People attend the float out ceremony of the nuclear-powered icebreaker “Ural” at the Baltic Shipyard in St. Petersburg, Russia May 25, 2019. (Photo by Reuters)

Russia has launched a nuclear-powered icebreaker at the Baltic Shipyard in St. Petersburg in an apparent attempt to boost its ability to tap the Arctic’s commercial potential.

The icebreaker, dubbed the Ural, was floated out from the Baltic dockyard in the northwestern port city on Saturday, during a float out ceremony with hundreds of people in attendance, Russia's TASS news agency reported.

The ship, designed to be crewed by 75 people, is one of a trio, codenamed Project 22220, that when completed will be the largest and most powerful icebreakers in the world.

“Today we are floating the third ship, or the second serial one of Project 22220 - the Ural. They are the ships from new generation icebreakers of that class that we pin our hopes on in exploration of the Northern Sea Route. It is a principally new ship,” said Russian Deputy Prime Minister Yuri Borisov at the ceremony.

The advanced icebreakers are powered by a new module nuclear reactor, which is far more powerful than those mounted on previous vessels of Project 22220, said Baltic Shipyards Director General Alexei Kadilov.

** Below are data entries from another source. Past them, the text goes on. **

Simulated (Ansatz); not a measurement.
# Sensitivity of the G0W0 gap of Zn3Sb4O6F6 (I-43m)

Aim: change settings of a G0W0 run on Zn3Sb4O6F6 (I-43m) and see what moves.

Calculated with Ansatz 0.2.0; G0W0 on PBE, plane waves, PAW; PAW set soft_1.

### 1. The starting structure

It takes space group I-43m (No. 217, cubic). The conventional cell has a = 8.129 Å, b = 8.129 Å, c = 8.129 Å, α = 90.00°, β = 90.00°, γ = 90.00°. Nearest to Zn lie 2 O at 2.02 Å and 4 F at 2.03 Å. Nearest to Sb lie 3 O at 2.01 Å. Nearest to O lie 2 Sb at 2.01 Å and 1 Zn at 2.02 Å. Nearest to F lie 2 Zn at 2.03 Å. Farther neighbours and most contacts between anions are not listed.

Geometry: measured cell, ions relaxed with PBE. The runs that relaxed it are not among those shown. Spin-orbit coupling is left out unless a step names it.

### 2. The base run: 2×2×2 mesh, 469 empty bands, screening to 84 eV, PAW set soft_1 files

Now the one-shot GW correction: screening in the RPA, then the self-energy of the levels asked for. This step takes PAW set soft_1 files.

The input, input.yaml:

He said that these ships were also equipped with a brand-new Russian-made electric propulsion system.

People attend the float out ceremony of the nuclear-powered icebreaker "Ural" at the Baltic shipyard in Saint Petersburg on May 25, 2019. (Photo by AFP)

“And the most important thing is a new turbine which will provide 40-year operation for the icebreaker,” Kadilov added at a presser on Saturday.

The two other icebreakers, dubbed the Arktika and the Sibir vessels, are currently under construction at the Baltic Shipyards.

After being put into service, the trio will keep navigation in the Arctic open all year round, capable of breaking through ice up to three meters thick to make way for convoys of ships. They are also expected to help ensure transportation of hydrocarbons from the Yamal and Gydan peninsulas to Asia Pacific.

“Chernobyl on ice”

In May last year, Russia also unveiled the Akademik Lomonosov, a brown-and-mustard-painted floating nuclear power station, to meet its increasing electricity needs in its bid to develop oil resources in remote Arctic regions.

The floating power plant was also built in St. Petersburg.

The head of state nuclear power firm Rosatom, Alexei Likhachev, at the time hailed the Akademik Lomonosov as “a new world first,” which “underlines the undoubted leading role of Rosatom and the Russian nuclear energy sector on the global agenda.”

The 144-by-30-meter facility holds two reactors with two 35-megawatt nuclear reactors that are similar to those used to power the new icebreakers.

Floating power unit (FPU) Akademik Lomonosov is being towed to Atomflot moorage of the Russian northern port city of Murmansk on May 19, 2018.(Photo by AFP)

The floating power station, or as it is called the “Chernobyl on ice”, can produce enough electricity to power a town of 200,000 residents.

Last summer, it was towed to the port of Pevek in the autonomous Chukotka region in country’s extreme northeast. However, the Akademik Lomonosov was not built to supply sufficient power to the 5,000 living in Russia’s northernmost town.

The floating station is expected to give enough power to far-flung sites established deep into the Arctic responsible for finding oil and gas there.

According to the US Geological Survey, the Arctic holds oil and gas reserves roughly equivalent to 412 billion barrels of oil, around 22 percent of the world’s undiscovered oil and gas.